Adult Learners: Effects of Age on Cognitive Ability and Memory Retention
When teaching adults, it’s important to take into account characteristics that affect their learning, especially how previous experiences influence their thinking. At the same time, you must consider how age impacts their cognitive ability which may assist or hinder learning.
In this article, we discuss the following:
- Characteristics of adult learners
- Different learning styles
- Effects of age on cognitive abilities
Characteristics of adult learners
Learners differ in many ways, from gender to culture to previous education. It’s important to be aware of these factors when teaching. However adult learners do share similar traits which impact their learning:
Less flexible thinking
Adults are more reluctant to change because their thinking has become more rigid due to life experiences. It’s important to explain why making these specific changes is important and how the changes will help them, the team, company, etc. In addition, linking new ideas to their existing beliefs and ideas is a good way to get them onboard and optimise learning.
Adults prefer to have control over their learning because they hold themselves accountable for their lives and their decision-making — they take responsibility for their own achievements or failures at learning. Therefore, self-directed learning is preferred because adults can control the content of their learning and how they learn. Adult learners need to:
- Be challenged and think about their learning
- Self-assess and reflect
- Be given the right level of support — some of this will be from the materials provided, such as extra reading etc.
- Be provided with options and choices
Practical and outcome-focused
Adults prefer information that can be practically applied and information that improves their performances because they are goal-orientated. It’s important to create a learning environment which consists of practical and hands-on content, rather than just theory.
Use personal experiences
Adults learn better when they are able to link previous experiences with new ones and adults trust new concepts more when they have been based on previous knowledge attained. This is because, as aforementioned, adults already have lots of experience and existing frameworks which are concrete to them.
First find out what they know and fit new knowledge into this by, for example, using analogies and examples they are familiar with. Norma and Schmidt (1992) created a three-step procedure to explain how the connections made between new and old information can lead to learning and improved memory retention:
- Elaboration — we find the links between new information and previous knowledge.
- Refinement — we go through the information to retain the things that we understand and which we think are important.
- Restructuring — new schemata (knowledge maps which help us interpret information in our environment) are formed which subsequently allow us to learn.
- Adults prefer having facilitators rather than lecturers, so ensure that your training has problem-solving and reflection.
- It helps to form classes with adults that have similar life experiences and to create environments in which they are encouraged to discuss and share with one another.
- They benefit from having a peer community in which they can interact with and ask questions to.

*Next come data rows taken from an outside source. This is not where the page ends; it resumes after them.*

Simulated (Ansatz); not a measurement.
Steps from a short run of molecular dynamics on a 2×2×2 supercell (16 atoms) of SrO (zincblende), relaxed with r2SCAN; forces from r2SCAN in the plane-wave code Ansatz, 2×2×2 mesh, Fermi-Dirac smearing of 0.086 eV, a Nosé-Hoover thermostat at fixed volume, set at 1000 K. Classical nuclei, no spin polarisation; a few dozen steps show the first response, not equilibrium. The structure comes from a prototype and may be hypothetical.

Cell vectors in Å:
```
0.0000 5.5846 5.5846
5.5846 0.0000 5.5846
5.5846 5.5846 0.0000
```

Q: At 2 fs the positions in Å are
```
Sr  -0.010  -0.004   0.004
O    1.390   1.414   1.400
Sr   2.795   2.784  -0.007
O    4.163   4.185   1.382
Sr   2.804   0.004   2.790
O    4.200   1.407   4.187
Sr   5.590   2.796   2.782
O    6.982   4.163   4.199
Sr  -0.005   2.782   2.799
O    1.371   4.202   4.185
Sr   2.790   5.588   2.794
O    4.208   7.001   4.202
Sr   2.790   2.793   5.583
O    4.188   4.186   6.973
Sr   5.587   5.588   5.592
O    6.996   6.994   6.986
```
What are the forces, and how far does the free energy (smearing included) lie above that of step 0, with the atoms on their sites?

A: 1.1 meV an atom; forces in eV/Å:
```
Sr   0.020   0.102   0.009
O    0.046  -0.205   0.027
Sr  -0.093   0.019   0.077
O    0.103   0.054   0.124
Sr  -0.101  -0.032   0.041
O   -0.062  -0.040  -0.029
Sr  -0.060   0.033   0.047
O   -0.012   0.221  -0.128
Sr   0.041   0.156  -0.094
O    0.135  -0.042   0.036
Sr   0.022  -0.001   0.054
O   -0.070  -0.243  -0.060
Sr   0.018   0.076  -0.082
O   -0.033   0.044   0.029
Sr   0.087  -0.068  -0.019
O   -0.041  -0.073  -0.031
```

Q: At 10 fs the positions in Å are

- Adult learners may feel uncomfortable if the setting is too formal so try to create a supportive environment and build their confidence by giving them tasks that suit their skills.
Kolb’s learning theory (1984)
Kolb’s (1984) theory of learning explains how learning takes place in adults. The learning cycle has four quadrants:
- Concrete experience — doing or having a novel experience.
- Reflective observation — reviewing and reflecting on the novel experience, focusing on whether there were any discrepancies between the experience and understanding.
- Abstract conceptualisation — what was learned from this experience?
- Active experimentation — planning or practically applying the learning.
- Concrete experience — You had an interview for a job that’s in a different sector to where you have worked for five years but you didn’t get the job.
- Reflective observation — You realise that you were over-talking and not getting across your key points succinctly.
- Abstract conceptualisation — You receive advice from friends who work in that job sector.
- Active experimentation — You prepare according to their advice and practice with your friends.
You can start from any one of the cycle’s quadrants but all of the four steps must be executed for successful learning.
Kolb also acknowledges that depending on a person’s learning preferences, they will perform better in the respective quadrants. Kolb listed four types of learning styles:
- Accommodating — prefer feeling and doing. They are intuitive, prefer a physical approach and rely on others’ thinking.
- Diverging — prefer feeling and watching. They are creative, people-orientated and are able to look at a situation from different viewpoints.
- Assimilating — prefer watching and thinking. They prefer logical theories over practical and physical approaches.
- Converging — prefer thinking and doing. They prefer technical work and use their thinking and learning to solve practical issues.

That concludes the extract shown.